Answer: The Bible verses in question regarding this foot washing are found in the book of John, chapter 12. Let us look at the first few verses of this chapter to see what we can glean from them in order to answer your question. The first verse of John 12 tells us that less than a week before Jesus' final Passover with his disciples he travels to the Bethany home of Mary, Martha and Lazarus.
As a detailed timeline of the last days of Jesus shows, he came to Bethany (which is roughly one to two miles from Jerusalem) near sunset on a Wednesday. The actual dated was March 29th, 30 A.D. He will be betrayed and arrested after sunset on the coming Tuesday, which is April 4th. His crucifixion will occur the next day, April 5th.
A generous host
John 12:2 states that Martha made Jesus dinner. Martha was always busy and active. She would throw herself so totally into serving that she sometimes missed that something still more important needed her attention (Luke 10:38 - 42).
Then Mary (Martha's sister) took a whole pint (other translations say a pound) of a very expensive perfume made of pure nard, poured it on Jesus' feet, and wiped them with her hair . . . (John 12:3).
Spikenard is a precious and expensive rose-red colored oil made from the highly aromatic dried roots and oily stems of the spikenard plant. The plant grows in India. Roughly speaking, this ointment cost the equivalent of $50 U.S., which in the first century A.D. was the average wages of a worker for almost an entire year.
Judas the thief
Verses 4 to 6 of John 12 tell us that Judas (who would betray Christ) complained loudly to Jesus that instead of buying the spikenard, Mary should have used the money to give to the poor. While seemingly noble on the surface, Judas was feigning his concern for Israel's poor. Since he was a thief (verse 6) who controlled the group's "money bag," he wanted the oil turned back into cash so that he could steal it from the bag.
Jesus answers Judas' petty complaint by telling him to leave Mary alone (John 12:7 - 8)! He also states that what she did was a very good thing.

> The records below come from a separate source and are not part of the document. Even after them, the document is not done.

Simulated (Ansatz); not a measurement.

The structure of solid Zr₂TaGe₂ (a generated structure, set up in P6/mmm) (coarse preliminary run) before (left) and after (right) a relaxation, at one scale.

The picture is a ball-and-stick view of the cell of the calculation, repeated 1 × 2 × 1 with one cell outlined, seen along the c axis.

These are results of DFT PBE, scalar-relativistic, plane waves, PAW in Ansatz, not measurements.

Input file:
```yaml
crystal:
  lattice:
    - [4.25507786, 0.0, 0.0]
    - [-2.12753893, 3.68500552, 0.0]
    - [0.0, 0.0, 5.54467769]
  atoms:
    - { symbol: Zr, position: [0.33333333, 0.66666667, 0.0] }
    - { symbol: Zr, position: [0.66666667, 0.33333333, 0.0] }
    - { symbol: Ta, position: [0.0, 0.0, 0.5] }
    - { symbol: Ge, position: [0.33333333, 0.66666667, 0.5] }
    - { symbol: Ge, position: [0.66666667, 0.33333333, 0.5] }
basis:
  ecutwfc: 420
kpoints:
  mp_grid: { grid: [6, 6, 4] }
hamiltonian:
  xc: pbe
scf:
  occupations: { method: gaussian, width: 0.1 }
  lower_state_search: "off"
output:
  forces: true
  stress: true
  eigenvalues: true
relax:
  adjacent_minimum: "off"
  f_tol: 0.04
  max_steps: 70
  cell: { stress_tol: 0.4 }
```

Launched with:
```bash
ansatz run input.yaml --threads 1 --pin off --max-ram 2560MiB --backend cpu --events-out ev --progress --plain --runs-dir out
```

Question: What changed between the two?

Notice that Martha (John 12:2) served or "ministered" to Christ's physical needs on this first of three recorded meals that He attended during the same week. Her serving was honorable and commendable.
So, what was the significance of Mary washing the feet of Jesus with her hair? She was more "spiritually perceptive" than her sister, Martha. She was also more interested in what Jesus had to say and made it her practice to sit at His feet so she could hear every word He spoke in her presence (Luke 10:39).
By acquiring expensive spikenard, anointing His feet, and wiping them with her hair, Mary displayed a devoted and affectionate humility to one she loved deeply and sincerely. Her actions are intentionally in the Bible to memorialize, for all ages, what she did.
Interestingly, Jesus, in less than a week, would wrap a towel around his waist and wash the feet of ALL his disciples, including Judas who would betray him, on Passover night. Our Heavenly Father places a high premium on humility and love, which are both critical in the character of a true Christian.